The Sound of Music

Ray Williams's show brings the music of Cleveland to the TVs of Clevelanders.

Sound Central Adelphia cable 2:30 and 11:30 p.m. Saturdays, 9:30 p.m. Sundays, and 10:30 p.m. Mondays. Bands interested in appearing on the show can e-mail soundcentral@adelp hia.com.
Ray Williams brings the local noise to your TV. - Walter  Novak
Ray Williams brings the local noise to your TV.

Ray Williams, producer and co-host of Sound Central, a local music showcase that airs four times a week on Adelphia cable, thinks Cleveland has what it takes to create a national buzz. "We have an abundance of talent," he says. "Bands are itching to be recognized. We're just as hungry as the people in New York, California, and Chicago."

Which is why Williams and a camera crew hit the clubs monthly, in search of the city's most ravenous pop, rock, metal, reggae, punk, country, and hip-hop groups. The 30-minute program, which airs new episodes at the beginning of each month (they are then repeated more than a dozen times), features two bands per show, each performing a pair of songs, as well as interview segments.
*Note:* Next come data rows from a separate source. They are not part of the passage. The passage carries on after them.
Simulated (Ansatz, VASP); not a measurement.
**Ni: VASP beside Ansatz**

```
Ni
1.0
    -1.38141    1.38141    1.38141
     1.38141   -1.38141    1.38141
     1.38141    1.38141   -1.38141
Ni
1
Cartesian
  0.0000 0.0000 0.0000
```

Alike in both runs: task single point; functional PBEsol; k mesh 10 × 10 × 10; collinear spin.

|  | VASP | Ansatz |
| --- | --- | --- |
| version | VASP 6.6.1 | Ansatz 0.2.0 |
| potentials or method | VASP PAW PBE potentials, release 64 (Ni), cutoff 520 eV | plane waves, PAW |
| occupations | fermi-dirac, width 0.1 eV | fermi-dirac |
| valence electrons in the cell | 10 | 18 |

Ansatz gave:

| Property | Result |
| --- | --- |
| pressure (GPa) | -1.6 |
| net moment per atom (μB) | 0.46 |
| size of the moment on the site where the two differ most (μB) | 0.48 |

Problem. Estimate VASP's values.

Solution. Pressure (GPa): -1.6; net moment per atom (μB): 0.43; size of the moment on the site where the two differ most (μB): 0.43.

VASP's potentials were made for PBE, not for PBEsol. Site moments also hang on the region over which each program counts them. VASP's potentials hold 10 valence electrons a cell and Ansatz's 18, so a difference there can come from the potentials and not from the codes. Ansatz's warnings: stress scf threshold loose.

Prior to the show's debut last July, the idea of a local music TV show floated in Williams's mind for a year. "I wanted to get the underground feel of the city," he says. "Cleveland is the so-called rock capital of the world, yet there wasn't a show like this [presenting] the talent. A show like this should have been in effect."

To be fair, other shows have tried . . . and failed. Williams doesn't see the same fate for Sound Central. "We get paid to do this," he says. "We're not some public-access show with a bishop holding a camcorder, recording some preacher." (Sound Central, technically, is local programming, which means Adelphia ponies up the funds for the program.)

What makes the show work is its restless genre-jumping. "People get bored," Williams explains. "I want this to be as broad as possible. Everybody's not into the same music. We want everybody to enjoy this city. There's a wide variety of sounds here. Why not make the show about that?"

So far, punk heroes the Sign-Offs, honky-tonkers the Dirty Bottom Boys, alt-rockers Uptown Sinclair, hip-hoppers Chop Shop Renegades, and hard rockers Bazooka Proof have all been featured in performance from the Beachland, Grog Shop, and other local clubs. "We want to expose people to the venues, as much as to the bands," Williams says.

The next filming will be at the Beachland on April 4, with Afro-Cuban rockers Michael Rotman Trio and reggae combo Carlos Jones & the P.L.U.S. Band. And Williams, a hip-hop fan, can't wait, because working on Sound Central has turned him on to other types of music. "One of my favorite shows was Bazooka Proof," he says. "It was like walking into an underground cult. Guys were onstage yelling and screaming, and I was enthralled with the shit. It was the first time I saw a mosh pit."

For now, Williams wants to keep it local. He says "outsiders" have contacted him, but "this is about Cleveland. I don't care about bands that come from down South or the East Coast. What do they have to do with Cleveland? This gives the people of Cleveland something to call their own.

"We have fun doing this," he says. "But without the local talent, we wouldn't have the show."